Package: debian-policy
Version: 4.7.4.1
Severity: wishlist
X-Debbugs-Cc: [email protected], [email protected], 
[email protected]

Policy now documents the Multi-Arch field (#749826), and as part of 
that it has a brief mention in §5.6.34.4 "Multi-Arch: allowed" of how the 
:any suffix on dependencies works. (Briefly: if foo is Multi-Arch: 
allowed, then a dependency on foo is treated as though foo was 
Multi-Arch: no, but a dependency on foo:any treats it as though foo was 
Multi-Arch: same; and if foo is *not* Multi-Arch: allowed, then a 
dependency on foo:any is unsatisfiable.)

However, §7.1 "Syntax of relationship fields" doesn't currently document 
the syntax of architecture qualifiers (foo:any, bar:native, baz:i386), 
only architecture restrictions (foo [i386], bar [linux-any]) and profile 
restrictions (foo <!nodoc>, bar <cross>).

I think a new section 7.1.2 alongside 7.1.1 "Restrictions" would 
probably be the best place for this? A minimal version would be to 
mention that the foo:bar syntax is allowed, is called an "architecture 
qualifier", and dpkg defines the possible values of bar and their 
meanings; but it would probably be better if Policy was the canonical 
reference for the possible values, since dpkg, apt, sbuild, etc. all 
need to agree on what they mean.

dpkg documents architecture qualifiers in its man pages, which could be 
used as a basis for this.

deb-control(5) documents this for binary packages' dependency fields 
(Depends, Recommends etc.): a "real Debian architecture name" can appear 
after the colon, and as a special case, foo:any is also allowed. I'm not 
100% sure what "real" means in this context: probably the intention is 
that a specific, concrete architecture name like foo:i386 is considered 
to be "real", but a wildcard like foo:any-i386 or foo:linux-any is not?

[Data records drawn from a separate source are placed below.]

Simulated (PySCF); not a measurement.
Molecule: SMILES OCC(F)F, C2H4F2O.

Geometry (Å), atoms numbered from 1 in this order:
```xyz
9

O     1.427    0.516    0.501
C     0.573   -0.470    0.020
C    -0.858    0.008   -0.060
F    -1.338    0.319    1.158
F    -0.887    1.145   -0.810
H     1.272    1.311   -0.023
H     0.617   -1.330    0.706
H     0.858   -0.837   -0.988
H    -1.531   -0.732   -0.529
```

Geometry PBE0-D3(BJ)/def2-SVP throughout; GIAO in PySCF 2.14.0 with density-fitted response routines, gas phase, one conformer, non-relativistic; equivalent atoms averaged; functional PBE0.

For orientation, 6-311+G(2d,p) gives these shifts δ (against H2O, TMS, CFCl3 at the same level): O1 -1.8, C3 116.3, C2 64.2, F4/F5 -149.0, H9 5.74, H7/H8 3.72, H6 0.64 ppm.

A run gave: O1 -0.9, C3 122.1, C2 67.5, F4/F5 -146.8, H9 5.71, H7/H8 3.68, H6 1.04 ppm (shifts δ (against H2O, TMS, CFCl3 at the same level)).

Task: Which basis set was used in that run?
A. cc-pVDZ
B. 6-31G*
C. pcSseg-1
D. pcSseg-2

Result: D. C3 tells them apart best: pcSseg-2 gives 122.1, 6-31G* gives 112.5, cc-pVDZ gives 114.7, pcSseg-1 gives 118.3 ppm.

deb-src-control(5) documents the same architecture qualifiers for 
Build-Depends etc. as for Depends, plus a second special case, 
foo:native, which is described as "will match the current build 
architecture if the package is not marked with Multi-Arch: foreign." I'm 
not 100% sure whether this means that a B-D on something like 
bash:native will be treated as an unsatisfiable build-dependency in the 
case where bash *is* M-A: foreign (as in fact it is), or whether a B-D 
on bash:native is merely equivalent to a B-D on bash in that case. I 
would hope it's the latter - that seems like it would have more useful 
semantics, especially when packages were not initially marked 
Multi-Arch: foreign but could/should have been.